Appropriate or simply convenient, C is entitled to her opinion. As such, her solution has been to maintain zero contact.
As she is committed to this approach she has done an excellent job. An approach many of the betrayed women I interact with admire. As six months of silence has demonstrated she is committed to it.
Although, she has repeatedly done other things to be vengeful and vindictive – anything to avoid feeling the pain. C knows it. I know it. The details dont matter. It’s typical betrayal relationship dynamics. She does it because she still cares – and is hurt and angry.
Esther Perel, Mark Nepo and Brene Brown talk about this pain, hurt and behavior repeatedly. Neither of us are acting out of character for the hurt we both carry.
What matters is, other than some shitty emails at the first of February, we’ve had almost zero contact except on finishing the last details. She thinks, or feels, I’m a narcissist and she acts accordingly. All of her family and life-long friends act accordingly.
Even Patsy has shown more class after his childish threats to have the Cumberland Mafia smother me in cheesecloth. I assume he meant when they finished with their Friday night cow tipping event.
Compare this to the D-Lister driven Drama Triangle theater and their common enemy intimacy.
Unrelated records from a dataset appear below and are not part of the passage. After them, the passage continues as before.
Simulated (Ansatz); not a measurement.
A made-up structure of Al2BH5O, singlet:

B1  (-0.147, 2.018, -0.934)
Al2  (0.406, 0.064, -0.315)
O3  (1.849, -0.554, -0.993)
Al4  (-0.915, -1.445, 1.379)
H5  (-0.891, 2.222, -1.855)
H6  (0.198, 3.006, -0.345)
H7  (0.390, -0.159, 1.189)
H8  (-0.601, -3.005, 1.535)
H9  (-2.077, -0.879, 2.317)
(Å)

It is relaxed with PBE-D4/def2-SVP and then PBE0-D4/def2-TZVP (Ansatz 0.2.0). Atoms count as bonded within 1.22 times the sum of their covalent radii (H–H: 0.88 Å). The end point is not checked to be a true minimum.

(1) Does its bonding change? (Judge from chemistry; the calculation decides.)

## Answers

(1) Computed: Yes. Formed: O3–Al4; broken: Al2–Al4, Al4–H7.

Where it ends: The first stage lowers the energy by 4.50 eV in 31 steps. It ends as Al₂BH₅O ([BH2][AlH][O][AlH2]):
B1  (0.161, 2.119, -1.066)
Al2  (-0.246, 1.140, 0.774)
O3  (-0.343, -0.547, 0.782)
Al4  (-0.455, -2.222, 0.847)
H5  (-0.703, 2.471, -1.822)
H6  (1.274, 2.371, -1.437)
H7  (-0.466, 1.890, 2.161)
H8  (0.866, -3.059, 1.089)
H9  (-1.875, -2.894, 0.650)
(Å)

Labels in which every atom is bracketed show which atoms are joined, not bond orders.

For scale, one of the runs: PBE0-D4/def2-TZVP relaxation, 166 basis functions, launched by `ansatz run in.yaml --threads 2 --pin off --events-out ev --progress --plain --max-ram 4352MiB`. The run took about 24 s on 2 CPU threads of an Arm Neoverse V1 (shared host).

Over the last six months, all three have attempted to garner support for their views, spread lies, innuendo, and rumors about me. They’ve repeatedly inserted themselves into a situation having nothing to do with them and positioning themselves as the heroes in the Drama Triangle they repeatedly fuel and painting C as a victim.
They openly admit their goal is to poison the goodwill around me.
They accuse me of grooming people and creating a group to stalk C and them. All accusations without merit.
The Troll Patrol never presents anything other than rants, insults, opinions, and armchair psychology. They have no evidence of stalking, harassing, bullying, threatening, or any other actions – because those behaviors never happened. All they have are overactive imaginations, too much time on their hands, and common enemy intimacy.
Meanwhile, they saber-rattle about restraining orders but offer nothing but hyperbole, rumors, and name-calling. They toss about labels painting me as a Villian (and trying to provoke a reaction) while building sympathy for C as a victim. In each case, they present themselves as maligned and misunderstood Heroes protecting an endangered C.
They’ve consistently attempted to gaslight the truth about my relationship and life with C.
The world would be a better place if people would tend their own garden as opposed to trying to dump their shit into other people’s yards.
A few things.
First, if people believe I’m a narcissist, they should be the ones advocating a zero contact approach. Instead, when I ignore them they escalate over and over spinning more and more outlandish yarns, creating fake WordPress and Twitter profiles to stalk and harass me, and solicit support for their nonsense on public Facebook posts.
The more I ignore them the more indignant and entitled they act. They’ve done more to push traffic to my online journal than anything I could have done.
Secondly, I only care to the extent they threaten me or my livelihood. Everything else is self-aggrandizing nonsense. I recognize their ill-informed opinion of me is none of my business as they’ve latched onto C’s anger, vengeance, and resentments to justify their slanderous attacks and make themselves more important to the story than they actually are.
A friend reminded me, these contempt-filled people are trapped by pride. These interlopers have invested so much ego, energy, and time to hyping a misleading and reckless narrative they have backed themselves into a corner. Admitting they don’t actually know and could be wrong would take a level of self-awareness and humility at this point they don’t possess. It’s easier for them to double down than to sit down.
As I said, six months later their behavior they still read every word I write and pretend some insight they don’t actually have. It isn’t about C or me anymore, it’s about their own pride.
Thirdly, as I’ve said before – repeatedly in my journal, Twitter, and on Facebook – if C believes I’m stalking, harassing, threatening, slandering, or spreading lies about her, she should provide the information to law enforcement immediately. Stalking and harassing are not things to be ignored.
If true a restraining order is a reasonable first step.
Lastly, the only opinions mattering are mine and C’s. However, C has adopted a Zero Contact approach. I have no idea what her opinion of me is or what she thinks.
As I’ve repeated elsewhere, ad nauseam, C has every right to end the relationship and cut off contact. She doesn’t owe me any conversation, explanations, closure, or consideration.
Everything she has done is a reflection of how she feels and what she thinks.
As I’ve done since Day 1, I’ve submitted to her choice while still letting her know I would have made myself available and vulnerable to her. Up until recently, my heart was open to her.
She isn’t interested.
However, as C hasn’t said otherwise, what she thinks and feels is not my concern. Anything I choose to do now is based on what I know and is best for me at this moment.
I’m just living my life as I see fit; even though it’s a bit of a train wreck. I’m getting my life back on track, rediscovering my power, and reclaiming my self-respect. Every day I’m reclaiming my life from the realities of my betrayal of C and K.
It’s a lot of work, but I am responsible for creating the fellowship – and life – I crave.